[Rd] kendall tau correlation test for ties: Potential error (PR#8076)

Thu Aug 18 13:43:29 CEST 2005

Full_Name: Dirk Koschuetzki
Version: 2.1.1
OS: source code
Submission from: (NULL) (194.94.136.34)

Hello,

>From the source code (R-2.1.1, file: .../R-2.1.1/src/library/stats/R/)

******************************
cor.test.default <-
function(x, y, alternative = c("two.sided", "less", "greater"),
         method = c("pearson", "kendall", "spearman"), exact = NULL,
         conf.level = 0.95, ...)
{
    alternative <- match.arg(alternative)
    method <- match.arg(method)
    DNAME <- paste(deparse(substitute(x)), "and", deparse(substitute(y)))
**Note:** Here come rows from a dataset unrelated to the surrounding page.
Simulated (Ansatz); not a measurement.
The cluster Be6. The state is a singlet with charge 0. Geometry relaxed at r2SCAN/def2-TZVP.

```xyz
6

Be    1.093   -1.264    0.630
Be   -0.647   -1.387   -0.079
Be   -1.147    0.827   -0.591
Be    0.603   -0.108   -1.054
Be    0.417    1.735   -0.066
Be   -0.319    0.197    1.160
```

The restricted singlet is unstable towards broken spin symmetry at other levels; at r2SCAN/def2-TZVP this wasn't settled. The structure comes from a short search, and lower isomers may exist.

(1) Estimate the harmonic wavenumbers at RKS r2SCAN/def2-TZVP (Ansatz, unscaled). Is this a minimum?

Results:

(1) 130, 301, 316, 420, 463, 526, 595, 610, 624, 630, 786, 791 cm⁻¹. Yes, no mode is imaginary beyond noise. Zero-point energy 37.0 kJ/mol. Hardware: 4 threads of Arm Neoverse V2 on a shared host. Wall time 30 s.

    if(length(x) != length(y))
	stop("'x' and 'y' must have the same length")
    OK <- complete.cases(x, y)
    x <- x[OK]
    y <- y[OK]
    n <- length(x)

    PVAL <- NULL
    NVAL <- 0
    conf.int <- FALSE

    if(method == "pearson") {
	// Omitted
    }
    else {
	if(n < 2)
	    stop("not enough finite observations")
	PARAMETER <- NULL
	TIES <- (min(length(unique(x)), length(unique(y))) < n)
	if(method == "kendall") {
	    method <- "Kendall's rank correlation tau"
	    names(NVAL) <- "tau"
	    r <- cor(x,y, method = "kendall")
            ESTIMATE <- c(tau = r)

            if(!is.finite(ESTIMATE)) {  # all x or all y the same
                ESTIMATE[] <- NA
                STATISTIC <- c(T = NA)
                PVAL <- NA
            }
            else {
                if(is.null(exact))
                    exact <- (n < 50)
                if(exact && !TIES) {
                    q <- round((r + 1) * n * (n - 1) / 4)
                    pkendall <- function(q, n) {
                        .C("pkendall",
                           length(q),
                           p = as.double(q),
                           as.integer(n),
                           PACKAGE = "stats")$p
                    }
                    PVAL <-
                        switch(alternative,
                               "two.sided" = {
                                   if(q > n * (n - 1) / 4)
                                       p <- 1 - pkendall(q - 1, n)
                                   else
                                       p <- pkendall(q, n)
                                   min(2 * p, 1)
                               },
                               "greater" = 1 - pkendall(q - 1, n),
                               "less" = pkendall(q, n))
                    STATISTIC <- c(T = q)
                } else {
                    STATISTIC <- c(z = r / sqrt((4 * n + 10) / (9 * n*(n-1))))
                    p <- pnorm(STATISTIC)
                    if(exact && TIES)
                        warning("Cannot compute exact p-value with ties")
                }
            }
	} else {
	// OMITTED
        }
    }

    if(is.null(PVAL)) # for "pearson" only, currently
	PVAL <- switch(alternative,
		       "less" = p,
		       "greater" = 1 - p,
		       "two.sided" = 2 * min(p, 1 - p))

    RVAL <- list(statistic = STATISTIC,
                 parameter = PARAMETER,
                 p.value = as.numeric(PVAL),
                 estimate = ESTIMATE,
                 null.value = NVAL,
                 alternative = alternative,
                 method = method,
                 data.name = DNAME)
    if(conf.int)
        RVAL <- c(RVAL, list(conf.int = cint))
    class(RVAL) <- "htest"
    RVAL
}
*************

Please look at the computation of the p-value for Kendalls tau. There is an
assignment to "p" right above the warning. In the bottom of the function there
is a comment that for the pearson case we have to use the modification and set
PVAL. 

The problem is: 
* Either the comment is wrong because the modification should be done with
kendall too, or
* The variable PVAL has to be assigned in the kendall block.

I hope this is clear so far.

Please send me some comments, because I'm not sure if my observation is ok. And
currently I try to figure out the significance in the biserial case which of
course makes heavy use of the tied case.

Cheers,
Dirk